Sign extension, bit shifting in JAVA. Help understanding a C-code bit

Question

I have the following C-code (from FFMPEG):

static inline av_const int sign_extend(int val, unsigned bits)
{
    unsigned shift = 8 * sizeof(int) - bits;
    union { unsigned u; int s; } v = { (unsigned) val << shift };
    return v.s >> shift;
}

I'm trying to reproduce this in JAVA. But I have difficulties understanding this. No matter how I toss the bits around, I don't get very close.

As for the value parameter: it takes unsigned byte value as int.

Bits parameter: 4

If the value is 255 and bits is 4. It returns -1. I can't reproduce this in JAVA. Sorry for such fuzzy question. But can you help me understand this code?

The big picture is that I'm trying to encode EA ADPCM audio in JAVA. In FFMPEG: https://gitorious.org/ffmpeg/ffmpeg/source/c60caa5769b89ab7dc4aa41a21f87d5ee177bd30:libavcodec/adpcm.c#L981

Answer 1

given this code:

static inline av_const int sign_extend(int val, unsigned bits)
{
    unsigned shift = 8 * sizeof(int) - bits;
    union { unsigned u; int s; } v = { (unsigned) val << shift };
    return v.s >> shift;
}

the 'static' modifier says the function is not visible outside the current file.

The 'inline' modifier is a 'request' to the compiler to place the code 'inline' whereever the function is called rather than having a separate function with the associated call/return code sequences

the 'sign_extend' is the name of the function

 in C, a right shift, for a signed value will propagate the sign bit,
 In C, a right shift, for a unsigned value will zero fill.
 It looks like your java is doing the zero fill.

 regarding this line: 
 unsigned shift = 8 * sizeof(int) - bits;
 on a 32bit machine, an integer is 32 bits and size of int is 4
 so the variable 'shift' will contain (8*4)-bits

regarding this line:
union { unsigned u; int s; } v = { (unsigned) val << shift };
 left shift of unsigned will shift the bits left,
 with the upper bits being dropped into the bit bucket
 and the lower bits being zero filled.

regarding this line:
return v.s >> shift;
this shifts the bits back to their original position,
while propagating the (new) sign bit

Answer 2

The reason why the code looks so odd is that C language is full of undefined behaviours that in Java are well-defined. For example in C bit-shifting a signed integer left so that the sign-bit changes is undefined behaviour and at that point the program can do anything - whatever the compiler causes the program to do - crash, print 42, make true = false, anything can happen, and the compiler still compiled it correctly.
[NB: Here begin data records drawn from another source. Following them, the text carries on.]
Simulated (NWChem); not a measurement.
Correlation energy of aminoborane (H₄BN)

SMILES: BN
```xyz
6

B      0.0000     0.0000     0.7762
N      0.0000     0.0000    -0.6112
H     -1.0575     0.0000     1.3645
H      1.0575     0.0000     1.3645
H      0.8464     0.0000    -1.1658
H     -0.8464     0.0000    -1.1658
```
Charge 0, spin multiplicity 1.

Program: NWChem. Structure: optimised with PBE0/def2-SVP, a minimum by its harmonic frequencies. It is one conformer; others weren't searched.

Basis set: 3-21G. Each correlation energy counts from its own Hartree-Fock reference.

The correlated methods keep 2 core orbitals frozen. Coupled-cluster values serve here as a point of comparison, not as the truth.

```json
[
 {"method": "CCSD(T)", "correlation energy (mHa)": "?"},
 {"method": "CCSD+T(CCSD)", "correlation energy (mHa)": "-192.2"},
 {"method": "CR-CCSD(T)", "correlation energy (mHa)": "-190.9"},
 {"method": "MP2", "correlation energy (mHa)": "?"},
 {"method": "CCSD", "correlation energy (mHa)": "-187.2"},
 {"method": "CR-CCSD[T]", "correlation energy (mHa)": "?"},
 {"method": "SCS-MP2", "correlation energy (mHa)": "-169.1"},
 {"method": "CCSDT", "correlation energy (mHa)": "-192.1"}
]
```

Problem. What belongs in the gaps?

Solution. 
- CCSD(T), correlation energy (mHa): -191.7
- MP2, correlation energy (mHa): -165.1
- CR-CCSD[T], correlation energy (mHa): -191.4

Now the code uses a 1 trick to shift the integer left: it uses an union that lays the bytes of members top of each other - making an unsigned and an signed integer to occupy the same bytes; the bitshift is defined with the unsigned integer; so we do the unsigned shift using it; then shift back using the signed shift (the code assumes that the right shift of a negative number produces properly sign-extended negative numbers, which is also not guaranteed by standard but usually these kinds of libraries have a configuration utility that can refuse compilation on such a quite esoteric platform; likewise this program assumes that CHAR_BIT is 8; however C only makes a guarantee that a char is at least 8 bits wide.

In Java, you do not need anything like a union to accomplish this; instead you do:

static int signExtend(int val, int bits) {
    int shift = 32 - bits;  // fixed size
    int v = val << shift;
    return v >> shift;
}

In Java the width of an int is always 32 bits; << can be used for both signed and unsigned shift; and there is no undefined behaviour for extending to the sign bit; >> can be used for signed shift (>>> would be unsigned).

Answer 3

Strictly speaking, the result of running this code with this input data has unspecified results because signed bitshift in C is only properly defined in circumstances that this scenario does not meet. From the C99 standard:

The result of E1 >> E2 is E1 right-shifted E2 bit positions. If E1 has unsigned type or if E1 has signed type and a nonnegative value, the value of the result is the integral part of the quotient of E1 / 2^E2. If E1 has a signed type and negative value, the resulting value is implementation-defined.

(Emphasis mine)

But let's assume that your implementation defines signed right shift to extend the sign, meaning that the space on the left will be filled with ones if the sign bit is set and zeroes otherwise; the ffmpeg code clearly expects this to be the case. The following is happening: shift has the value of 28 (assuming 32-bit integers). In binary notation:

00000000 00000000 00000000 11111111 = val
11110000 00000000 00000000 00000000 = (unsigned) val << shift

Note that when interpreting (unsigned) val << shift as signed integer, as the code proceeds to do (assuming two's complement representation, as today's computers all use¹), the sign bit of that integer is set, so a signed shift to the right fills up with zeroes from the left, and we get

11110000 00000000 00000000 00000000 = v.s
11111111 11111111 11111111 11111111 = v.s >> shift

...and in two's complement representation, that is -1.

In Java, this trick works the same way -- except better, because there the behavior is actually guaranteed. Simply:

public static int sign_extend(int val, int bits) {
  int shift = 32 - bits;  // int always has 32 bits in Java
  int s = val << shift;
  return s >> shift;
}

Or, if you prefer:

public static int sign_extend(int val, int bits) {
  int shift = 32 - bits;
  return val << shift >> shift;
}

¹ Strictly speaking, this conversion does not have a well-defined value in the C standard either, for historical reasons. There used to be computers that used different representations, and the same bit pattern with a set sign bit has a completely different meaning in (for example) signed magnitude representation.